The Duke Human Rights Center@FHI has announced the winner of our Juan E. Mendez Award for Human Rights in Latin America, Theresa Keeley’s Reagan’s Gun-Toting Nuns: The Catholic Conflict Over Cold War Human Rights Policy in Central America!
This is the twelfth year of this prestigious award. The award is supported by the Duke Human Rights Center@the Franklin Humanities Institute, Duke’s Center for Latin American and Caribbean Studies, and the Human Rights Archives at the Rubenstein Rare Books and Manuscripts Library.
Reagan’s Gun-Toting Nuns is a deep dive into a formative period in human rights, Central American history, and the role of the faith community, in particular the Maryknoll order, on US policy. Keeley will accept the award via a Zoom event that is open to the public. The event will take place on March 16 from 5:30-7 pm.

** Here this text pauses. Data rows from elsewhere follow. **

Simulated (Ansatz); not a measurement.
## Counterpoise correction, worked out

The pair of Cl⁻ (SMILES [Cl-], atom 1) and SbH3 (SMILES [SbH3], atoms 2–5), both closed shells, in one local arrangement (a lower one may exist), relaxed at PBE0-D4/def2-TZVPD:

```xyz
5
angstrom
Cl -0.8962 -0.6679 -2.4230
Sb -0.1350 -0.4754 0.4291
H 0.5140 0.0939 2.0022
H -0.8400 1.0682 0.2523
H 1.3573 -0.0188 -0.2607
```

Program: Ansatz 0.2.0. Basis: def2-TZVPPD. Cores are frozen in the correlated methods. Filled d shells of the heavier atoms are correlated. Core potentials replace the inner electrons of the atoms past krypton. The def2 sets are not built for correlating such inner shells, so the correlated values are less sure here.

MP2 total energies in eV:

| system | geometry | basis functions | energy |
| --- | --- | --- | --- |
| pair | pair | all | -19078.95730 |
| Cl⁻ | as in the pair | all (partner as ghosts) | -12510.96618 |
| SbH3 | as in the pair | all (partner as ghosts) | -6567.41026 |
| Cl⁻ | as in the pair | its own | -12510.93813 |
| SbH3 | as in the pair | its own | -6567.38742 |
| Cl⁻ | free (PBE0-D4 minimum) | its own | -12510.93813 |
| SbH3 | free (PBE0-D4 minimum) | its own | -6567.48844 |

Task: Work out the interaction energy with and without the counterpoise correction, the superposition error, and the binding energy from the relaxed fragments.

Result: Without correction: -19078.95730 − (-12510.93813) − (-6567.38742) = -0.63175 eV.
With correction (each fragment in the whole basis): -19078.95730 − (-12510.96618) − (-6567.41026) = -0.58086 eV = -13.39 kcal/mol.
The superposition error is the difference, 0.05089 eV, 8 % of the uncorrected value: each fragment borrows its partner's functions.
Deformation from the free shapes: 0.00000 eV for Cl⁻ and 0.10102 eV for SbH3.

The judges were unanimous in their praise. Prof. James Chappel, Hunt Assistant Professor of History at Duke University, noted that the book “tells a great story that most people, myself included, know little about. Catholicism, like human rights, is both global and local, and it takes a special kind of historian to explore it with humanity, moral passion, and archival rigor. By integrating geopolitics, theology, and gender into one beautiful narrative, Keeley does all of us a great service.”
Maria McFarland Sánchez-Moreno, currently a senior legal adviser to Human Rights Watch and a former Méndez award winner, commented that the book “covers a history about which I’ve long been curious and that has been central to US human rights policy toward Central America. It does so comprehensively, seriously, and with great care. The author did an impressive amount of research.”
Robin Kirk, chair of the judging committee and the co-director of the Duke Human Rights Center@the Franklin Humanities Institute, commented, “I learned so much from this book: about Central America, US policy, the Maryknolls, and continuing repercussions of divides within Christianity and their links to human rights. Even as an advocate in Latin America, I was unfamiliar with much of this history. So much of this framed the early development of human rights as US policy and a generation of American and European rights activists.”
When notified of the award, Keeley stated, “I am humbled to have my work recognized. At times, I struggled to find ways to convey Central Americans’ and missionaries’ experiences during the 1970s and 1980s. But it was nothing compared to what the people who lived through these difficult, and often violent, times endured. I am thankful to all of the human rights advocates, in the United States and Central America and especially the women religious, who trusted me with their stories. I hope the Méndez Award will bring recognition to them and to the greater need for the U.S. government to consider how its foreign policies affect the human rights of others.”
Work-study student Zac Johnson ’22 interviewed Theresa Keeley prior to her book talk to learn more about the background and meaning of her work. Read a reflection and recap of her talk at the Duke Human Rights Center here.
The judges would also like to extend congratulations to Dan Werb and his excellent City of Omens: A search for the missing women of the borderlands (Bloomsbury Publishing, 2019), our runner-up. The judges praised the book’s epidemiological approach and the richly detailed research paired with the stories of the women Werb worked with on the US-Mexico border. Werb’s text was “very compelling and human,” wrote one, “and I loved that it shed light on worlds that most readers do not know about or care to know.”
First awarded in 2008, the Méndez Human Rights Book Award honors the best current non-fiction book published in English on human rights, democracy, and social justice in contemporary Latin America. The books are evaluated by a panel of expert judges drawn from academia, journalism, human rights, and public policy circles.